Published On: Thu, Feb 2nd, 2017

‘China tests intercontinental missile with 10 warheads’

Beijing: China has reportedly tested a new version of a missile capable of carrying a payload of 10 individual warheads, indicating a shift in China’s nuclear policy or an attempt to put pressure on the Trump administration.

China also began adding warheads to older DF-5 missiles in February last year

The flight test of the Dongfeng-5C missile was carried out in January using multiple independently targetable re-entry vehicles, or MIRVs, reported the Washington Free Beacon website, citing US defence sources.

The missile, carrying 10 dummy warheads, was launched from the Taiyuan Space Launch Centre in Shanxi province, and flew to a desert in western China, the report said.

Pentagon spokesman Commander Gary Ross said in a statement the test was monitored.

“The (Defence Department) routinely monitors Chinese military developments and accounts for PLA capabilities in our defence plans,” Ross was quoted as saying by the website.

Earlier versions of the DF-5 have either a single warhead or from six to eight MIRVs, according to estimates, reported RT news.

According to the report, the development may indicate a shift in China’s nuclear deterrence policy to modify older rockets with new MIRV busses, which could mean China intends to increase the number of warheads it possesses.

It is currently estimated to have about 250.

China also began adding warheads to older DF-5 missiles in February last year, the report said, citing US intelligence agencies.

US defence officials have previously warned that China’s rapid development of long-range ballistic missiles, coupled with a lack of transparency about its nuclear capabilities, could bring uncertainty to stability in the region.

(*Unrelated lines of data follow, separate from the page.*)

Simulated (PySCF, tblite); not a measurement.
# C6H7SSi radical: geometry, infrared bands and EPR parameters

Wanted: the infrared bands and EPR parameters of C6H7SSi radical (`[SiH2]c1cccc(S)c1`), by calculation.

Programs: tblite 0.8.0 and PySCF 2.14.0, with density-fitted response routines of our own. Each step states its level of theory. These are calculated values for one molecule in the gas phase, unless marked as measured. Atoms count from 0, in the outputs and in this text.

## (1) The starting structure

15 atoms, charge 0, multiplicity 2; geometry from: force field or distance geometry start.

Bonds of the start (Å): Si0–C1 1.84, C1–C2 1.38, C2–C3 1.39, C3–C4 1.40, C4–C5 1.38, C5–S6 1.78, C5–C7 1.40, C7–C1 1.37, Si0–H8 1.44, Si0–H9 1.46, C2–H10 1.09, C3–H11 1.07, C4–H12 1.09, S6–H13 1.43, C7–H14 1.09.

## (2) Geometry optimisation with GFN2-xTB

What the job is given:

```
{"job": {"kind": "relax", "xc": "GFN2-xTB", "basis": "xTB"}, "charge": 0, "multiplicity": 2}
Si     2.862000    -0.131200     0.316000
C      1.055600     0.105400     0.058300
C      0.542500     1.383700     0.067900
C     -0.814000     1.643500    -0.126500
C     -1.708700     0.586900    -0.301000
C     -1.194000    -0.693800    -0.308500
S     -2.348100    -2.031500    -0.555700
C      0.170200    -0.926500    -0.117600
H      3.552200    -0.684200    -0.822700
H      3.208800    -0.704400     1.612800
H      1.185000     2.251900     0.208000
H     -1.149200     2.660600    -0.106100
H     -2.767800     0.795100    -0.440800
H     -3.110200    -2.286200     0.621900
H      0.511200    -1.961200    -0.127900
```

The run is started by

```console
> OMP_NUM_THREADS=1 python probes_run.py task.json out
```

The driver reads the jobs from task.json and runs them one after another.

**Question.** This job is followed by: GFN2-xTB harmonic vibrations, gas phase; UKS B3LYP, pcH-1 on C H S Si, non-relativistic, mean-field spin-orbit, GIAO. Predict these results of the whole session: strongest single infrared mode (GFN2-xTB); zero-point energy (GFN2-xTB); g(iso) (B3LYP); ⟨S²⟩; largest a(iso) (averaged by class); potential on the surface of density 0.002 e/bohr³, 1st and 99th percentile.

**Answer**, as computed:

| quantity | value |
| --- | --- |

The test comes amid a period of heightened tensions between China and the US in the wake of the election of Donald Trump as America’s 45th President.

Trump has threatened to oppose China on a number of fronts, from its military build-up in the South China Sea to its monetary policy.

He has even cast doubt on Washington’s long-standing commitment to the “one China policy”, which regards Taiwan as one with mainland China governed by Beijing.